Planck and Cepheids: new problems?


Some of the biggest news in astronomy and cosmology is the recent announcements of results from the Planck mission that observed the cosmic microwave background. One of the key results is that the universe is actually a bit older than previously estimated, now 13.82 billion years old as opposed to 13.73 billion years old. What’s 100 million years difference matter in the grand scheme?

Well it is not the age that is the challenge but the expansion rate of the universe or what is called the Hubble Constant. The universe is known to be expanding, for instance when we look at far away galaxies we observe them to be moving away from us and galaxies twice as far are moving twice as fast. This rate tells us about the age of the universe and how much mass and energy is in the universe. The Planck mission found the rate to be 67.3 km/s/Mpc (1 Mpc (megaparsec) = 100000 parsec = 3,260,000 light years). This is interesting, the predecessor to Planck, the WMAP mission measured about 72 km/s/Mpc while other methods measured about 72 - 75 km/s/Mpc.

It is surprising that Planck is so much lower and raises a few questions about these other methods. The best other method employed so far requires measuring the velocity of far off galaxies using their spectra and searching for standard candles in those galaxies to measure distances. When an object is moving and emits light, light at various wavelengths will be shifted, an object moving away appears redder than it would if it were not moving. By measuring how much the light is shifted then we can measure the speed of a galaxy. This is analogous to how the sound of a train changes when it is traveling towards and away from an observer.

Measuring the distances to these galaxies requires finding standard candles. A standard candle is an object that, when observed, allows astronomers to measure the distance to that object. The most commonly employed standard candle is a Cepheid, a personal favourite of mine that I have studied since my PhD. A Cepheid is a variable star whose brightness oscillates for a few days up to 200 days, and that period of oscillation is a direct measure of how much light a Cepheid is emitting. By observing how bright a Cepheid appears and its period, hence its actual brightness, we can measure the distance to that star and the galaxy in which it lives. It is these objects that have been primarily used to measure the Hubble Constant and the best
measurements suggest a greater rate of expansion than the new Planck results.
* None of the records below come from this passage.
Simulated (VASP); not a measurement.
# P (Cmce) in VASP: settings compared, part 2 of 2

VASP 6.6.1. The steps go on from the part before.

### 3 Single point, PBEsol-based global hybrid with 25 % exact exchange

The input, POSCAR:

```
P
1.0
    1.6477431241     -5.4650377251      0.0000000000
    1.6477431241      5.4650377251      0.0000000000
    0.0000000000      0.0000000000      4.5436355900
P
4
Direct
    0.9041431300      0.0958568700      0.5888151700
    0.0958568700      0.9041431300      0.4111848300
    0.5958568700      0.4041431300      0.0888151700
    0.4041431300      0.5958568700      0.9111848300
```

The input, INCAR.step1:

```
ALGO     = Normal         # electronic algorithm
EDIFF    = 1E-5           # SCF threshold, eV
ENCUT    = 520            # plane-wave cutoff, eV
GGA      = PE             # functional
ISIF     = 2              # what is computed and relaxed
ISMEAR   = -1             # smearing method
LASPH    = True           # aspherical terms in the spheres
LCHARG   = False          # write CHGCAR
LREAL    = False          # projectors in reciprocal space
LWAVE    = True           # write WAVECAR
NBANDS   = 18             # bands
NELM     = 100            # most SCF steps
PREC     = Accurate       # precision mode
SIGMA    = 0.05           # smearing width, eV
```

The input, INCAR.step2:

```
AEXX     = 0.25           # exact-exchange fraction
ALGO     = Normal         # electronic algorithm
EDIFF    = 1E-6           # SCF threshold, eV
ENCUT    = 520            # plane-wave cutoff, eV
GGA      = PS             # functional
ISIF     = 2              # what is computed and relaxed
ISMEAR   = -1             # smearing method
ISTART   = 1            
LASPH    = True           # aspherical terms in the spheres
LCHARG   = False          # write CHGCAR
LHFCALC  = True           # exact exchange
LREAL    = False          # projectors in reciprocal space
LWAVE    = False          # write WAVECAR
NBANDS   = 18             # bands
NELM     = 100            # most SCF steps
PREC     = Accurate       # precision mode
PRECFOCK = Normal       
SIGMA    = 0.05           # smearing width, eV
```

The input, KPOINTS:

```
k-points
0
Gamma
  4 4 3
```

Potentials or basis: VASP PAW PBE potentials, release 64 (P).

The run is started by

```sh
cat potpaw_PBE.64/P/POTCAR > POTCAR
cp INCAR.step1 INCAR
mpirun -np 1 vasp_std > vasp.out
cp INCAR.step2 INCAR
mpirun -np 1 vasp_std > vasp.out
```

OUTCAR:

What does this mean? Could Planck be in error? Or Is there something we are missing in understanding these favoured standard candle? Perhaps Planck is telling us that we need to better understand these stars and that we need to revisit them in greater detail. This is difficult challenge and I am stymied how the Cepheid measurements might be so off. It is important to figure this out because Cepheids will provide an independent check of the Planck results when the James Webb Space Telescope comes online and astronomers will be able to observe Cepheids at unprecedented distances with unprecedented accuracy.

The newly-released Planck results are a giant leap forward in the understanding of the beginning of the universe and the results have consequences throughout the field of astronomy, even to the seemingly unrelated field of stellar physics. But Planck might just be requiring us to rethink what we know about these stars. For every answer, more questions arise; this is why science is awesome.